Paul, Jonah, and Aki write:
Cross-validation can be used to measure a model’s predictive accuracy for the purpose of model comparison, averaging, or selection. Standard leave-one-out cross-validation (LOO-CV) requires that the observation model can be factorized into simple terms, but a lot of important models in temporal and spatial statistics do not have this property or are inefficient or unstable when forced into a factorized form. We derive how to efficiently compute and validate both exact and approximate LOO-CV for any Bayesian non-factorized model with a multivariate normal or Student-t distribution on the outcome values. We demonstrate the method using lagged simultaneously autoregressive (SAR) models as a case study.
Aki’s post from last year, “Moving cross-validation from a research idea to a routine step in Bayesian data analysis,” connects this to the bigger picture.
Tangential to the post: I never understood the benefit to LOOCV compared to 10-fold or bootstrap validation. Training on N-1 datapoints and predicting for hold-out 1 datapoint and repeating across all datapoints seems like a way for models to be overtrained: the original (full) dataset barely changed at all!!! Maybe LOOCV is more useful for small datasets?
LOO is a way to estimate the expected loss for a single new data point, having trained the model on all of the other available data points. I’m not sure what overtrained means, if you have an overfit model that’ll show up in this score like any other, and generally when I have deployed models I don’t want to leave any training data on the table, why would I?
You don’t leave training data on the table by fitting your selected model to your full dataset. This is different than selecting a model that generalizes best, based on cross-validation results.
LOO typically has a lower variance. For estimating OOS performance, it can also lower the bias of having a smaller training set than you will actually use.
There aren’t a whole lot of general results for the behavior of CV estimators.
Somebody–from my understanding, that’s not quite correct. LOOCV has lower bias and greater variance. You can refer to Elements of Statistical Learning for trade-offs associated with LOOCV and K-Fold.
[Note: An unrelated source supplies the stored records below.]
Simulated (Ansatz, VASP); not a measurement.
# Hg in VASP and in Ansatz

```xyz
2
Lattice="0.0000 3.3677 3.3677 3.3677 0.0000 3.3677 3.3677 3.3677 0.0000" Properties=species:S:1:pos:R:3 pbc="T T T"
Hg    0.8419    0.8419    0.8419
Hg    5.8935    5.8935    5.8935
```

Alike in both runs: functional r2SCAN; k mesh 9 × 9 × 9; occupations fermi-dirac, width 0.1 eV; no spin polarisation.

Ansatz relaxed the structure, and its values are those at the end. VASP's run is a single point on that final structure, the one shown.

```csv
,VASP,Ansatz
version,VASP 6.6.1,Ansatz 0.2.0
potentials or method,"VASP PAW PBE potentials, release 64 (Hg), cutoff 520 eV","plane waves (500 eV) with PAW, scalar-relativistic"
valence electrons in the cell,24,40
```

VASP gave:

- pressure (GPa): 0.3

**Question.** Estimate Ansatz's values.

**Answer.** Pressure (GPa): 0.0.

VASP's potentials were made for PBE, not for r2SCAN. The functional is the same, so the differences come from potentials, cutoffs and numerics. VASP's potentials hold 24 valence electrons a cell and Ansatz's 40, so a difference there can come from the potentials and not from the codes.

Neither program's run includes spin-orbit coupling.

Elements is flatly wrong in that chapter. I’ve also never understood their argument about a correlated training set.
Here’s a good summary
https://stats.stackexchange.com/questions/61783/bias-and-variance-in-leave-one-out-vs-k-fold-cross-validation
Simulations usually show that variance decreases with K, but there are no general properties with cross validation.
Somebody–thank you for your comment. The bias-variance tradeoff as described in Elements is just a little confusing to me, and I just appreciate the dialogue.
There are computational trick for computing exact LOO-CV without having to refit the model (the classic version uses the hat matrix I think, can’t remember the Bayesian). So it’s a lot more efficient.